Finally, on Monday, he publicly accepted the position. He donned a Cardinals jersey with his familiar No. 22, taking questions at a news conference while flanked by Mozeliak and the team's principal owner, Bill DeWitt Jr. Matheny agreed to a two-year contract with a club option for 2014.
"I believe all the experiences that I've learned up to this point from the field and off the field have led me to this point right now, to be what I was made to be," Matheny said. "And as I sit here as the manager of the St. Louis Cardinals, I have to tell you that this is the greatest honor of my life."
It was a long time coming. While sitting in his new office, Matheny told reporters that the thought of managing had first been put in his mind not during his professional playing career, but early in his stint at the University of Michigan. Head coach Bill Freehan told him to make sure to take plenty of Spanish -- not so much to help him as a player, but because it would serve him well when he managed.
This, to an 18-year-old kid. So yes, Matheny's selection as Cardinals manager was only really a shock as far as the timing.
"I really think Mike has the aptitude, the intelligence and the character to withstand this," Mozeliak said. "I don't think it's going to be the simplest of transitions, but I certainly think he's up for it."
Mozeliak pointed to the same traits that coaches and managers have seen in Matheny for years. Few people in the game are better respected than Matheny. Thus the St. Louis search committee, which consisted of Mozeliak, DeWitt, assistant general manager Mike Girsch and special assistant Mike Jorgensen, put Matheny at the top of its list from the day he interviewed.
The challenge for the rookie manager is obvious. Not only has he never managed or coached in the big leagues, he's never managed or coached in professional baseball at any level. Most recently he's been a special assistant and roving instructor for the Cardinals organization. Having been a big league catcher would seem to give him something of a leg up, but his new job is unlike any previous job he's had.
"If I didn't think I could do it, I certainly wouldn't have walked into the interview process first," Matheny said. "It's a legitimate question, but I look at what the traits are that they're looking for. I know that 'Mo' and Bill and the committee had a job description in mind and what that looked like, and then they needed to check off whether somebody filled that role."
One of the traits the organization sought is a familiarity with St. Louis' way of doing things. Matheny has been in the organization before, as well as for the past two years, and five of the six candidates had some tie to the organization. That was not a coincidence.
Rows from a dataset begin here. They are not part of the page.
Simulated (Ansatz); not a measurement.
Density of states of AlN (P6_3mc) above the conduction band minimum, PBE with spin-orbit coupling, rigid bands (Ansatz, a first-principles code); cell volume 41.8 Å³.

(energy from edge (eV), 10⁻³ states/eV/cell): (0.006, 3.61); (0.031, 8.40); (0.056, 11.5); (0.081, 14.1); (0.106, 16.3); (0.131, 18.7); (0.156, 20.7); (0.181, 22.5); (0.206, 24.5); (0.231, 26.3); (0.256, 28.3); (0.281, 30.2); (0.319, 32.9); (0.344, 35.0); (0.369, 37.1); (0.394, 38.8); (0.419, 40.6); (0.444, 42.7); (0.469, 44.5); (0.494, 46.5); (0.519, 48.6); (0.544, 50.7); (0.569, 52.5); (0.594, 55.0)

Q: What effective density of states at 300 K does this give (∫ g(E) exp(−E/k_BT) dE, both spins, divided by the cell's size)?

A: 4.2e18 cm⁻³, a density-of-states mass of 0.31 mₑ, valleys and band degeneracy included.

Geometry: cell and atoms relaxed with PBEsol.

"He was a winning player, highly respected by his teammates and by the opposition and throughout baseball," DeWitt said. "He knows our current club and organization as well as anyone, and we feel he's the perfect one to lead us into a very bright future."
Matheny likely would have been on a bench somewhere sooner if not for his family. He had long maintained, since his retirement following the 2006 season, that he would not want to take a full-time coaching job until all of his five children were out of the house. Two of them are now on the way, his daughter and his oldest son having committed to colleges over the weekend, but the three youngest remain.
His family is on board, though, Matheny said.
"That balance of career and family has always been a tough one for me, and I believe it's tough for everybody in this industry," he said. "But the dynamics of my particular family have certainly changed. A great example was yesterday was a tremendous day for our family, not just for me. My son signs his national letter of intent to go to Missouri State, my daughter makes an oral commitment to play hockey at Ohio State University. So things are changing quickly in my home, and my family couldn't be any more supportive than they are of this."